Ivanka Trump's Jan. 6 Testimony Will Be a 'Big Deal'—Kirschner
The decision by Special Counsel Jack Smith to subpoena Ivanka Trump, the daughter of Donald Trump, is a "big deal," according to legal analyst Glenn Kirschner.
Smith was appointed to investigate the former president's role in the storming of Congress on January 6, 2021, by his supporters, along with associated efforts to overturn the 2020 presidential election.
On Wednesday, the New York Times reported that Ivanka and her husband, Jared Kushner, who worked as advisers in the Trump White House, had both been subpoenaed to testify about what they know before a federal grand jury.
It came just weeks after Smith subpoenaed Mike Pence, Trump's vice president, who defied his boss by certifying the 2020 presidential election result in Congress.
Speaking on his YouTube show Justice Matters, Kirschner, a former U.S. army prosecutor with 460,000 subscribers, said: "Special Counsel Jack Smith continues to move at light speed – he seems to have a real 'take no prisoners' approach to investigating, that is until he begins taking prisoners."

Kirschner noted that Julia Radford, formerly Ivanka's chief of staff, had appeared before the House committee that investigated the January 6 attack. She claimed the president's daughter had been in the Oval Office, where she heard him berating his vice president for not blocking the election certification.
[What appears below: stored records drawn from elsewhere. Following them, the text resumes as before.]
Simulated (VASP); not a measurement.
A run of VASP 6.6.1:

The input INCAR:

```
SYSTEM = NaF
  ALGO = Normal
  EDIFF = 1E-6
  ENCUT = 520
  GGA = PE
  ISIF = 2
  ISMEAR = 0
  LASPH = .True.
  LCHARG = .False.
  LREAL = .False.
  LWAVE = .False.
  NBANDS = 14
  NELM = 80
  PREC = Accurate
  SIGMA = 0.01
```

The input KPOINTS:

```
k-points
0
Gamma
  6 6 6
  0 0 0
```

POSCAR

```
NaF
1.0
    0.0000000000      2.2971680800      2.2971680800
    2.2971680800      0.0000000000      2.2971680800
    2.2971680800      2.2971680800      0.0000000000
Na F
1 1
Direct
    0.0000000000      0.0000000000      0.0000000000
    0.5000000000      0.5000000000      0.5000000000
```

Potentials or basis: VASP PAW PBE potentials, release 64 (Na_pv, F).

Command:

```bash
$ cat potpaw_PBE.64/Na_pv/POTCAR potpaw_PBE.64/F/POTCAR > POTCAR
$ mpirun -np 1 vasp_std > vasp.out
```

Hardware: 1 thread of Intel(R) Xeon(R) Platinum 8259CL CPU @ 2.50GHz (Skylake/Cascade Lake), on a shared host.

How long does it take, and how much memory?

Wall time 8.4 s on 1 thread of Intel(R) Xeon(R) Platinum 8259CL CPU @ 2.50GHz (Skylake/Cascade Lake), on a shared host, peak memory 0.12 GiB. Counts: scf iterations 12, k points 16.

He continued: "Putting that kind of evidence before the grand jury investigating Donald Trump's responsibility for the insurrection, for the deadly attack on the Capitol, is a big deal.
"Why is it a big deal? Because Donald Trump's own daughter is going to present sharply incriminating testimony proving her father was waging a pressure campaign against his own vice president, trying to get him to join Trump's conspiracy, trying to get him to commit a number of federal felonies.
"Donald Trump was berating and belittling and pressuring and threatening and mocking and deriding his own vice president, trying to convince him to go to the Capitol on January 6 and violate the law, violate the Electoral Count Act. Donald Trump was trying to convince his vice president to go to the Capitol and obstruct the official proceedings of Congress certifying the election win of Joe Biden."
Trump has repeatedly denied any wrongdoing related to the January 6 attack, and claimed Special Counsel Smith is "far left" and "working hard to scare & intimidate witnesses," on his Truth Social website.
Despite the investigation, Trump is continuing to claim the 2020 presidential election was "rigged" against him, despite the allegation being repeatedly rejected in court and even by some Republican legal experts.
Smith is separately investigating whether Trump committed any federal crimes in his handling of confidential government documents, which were recovered from his Mar-a-Lago resort in August by the FBI.
Ivanka and Donald Trump have been contacted for comment, via the Trump Organization.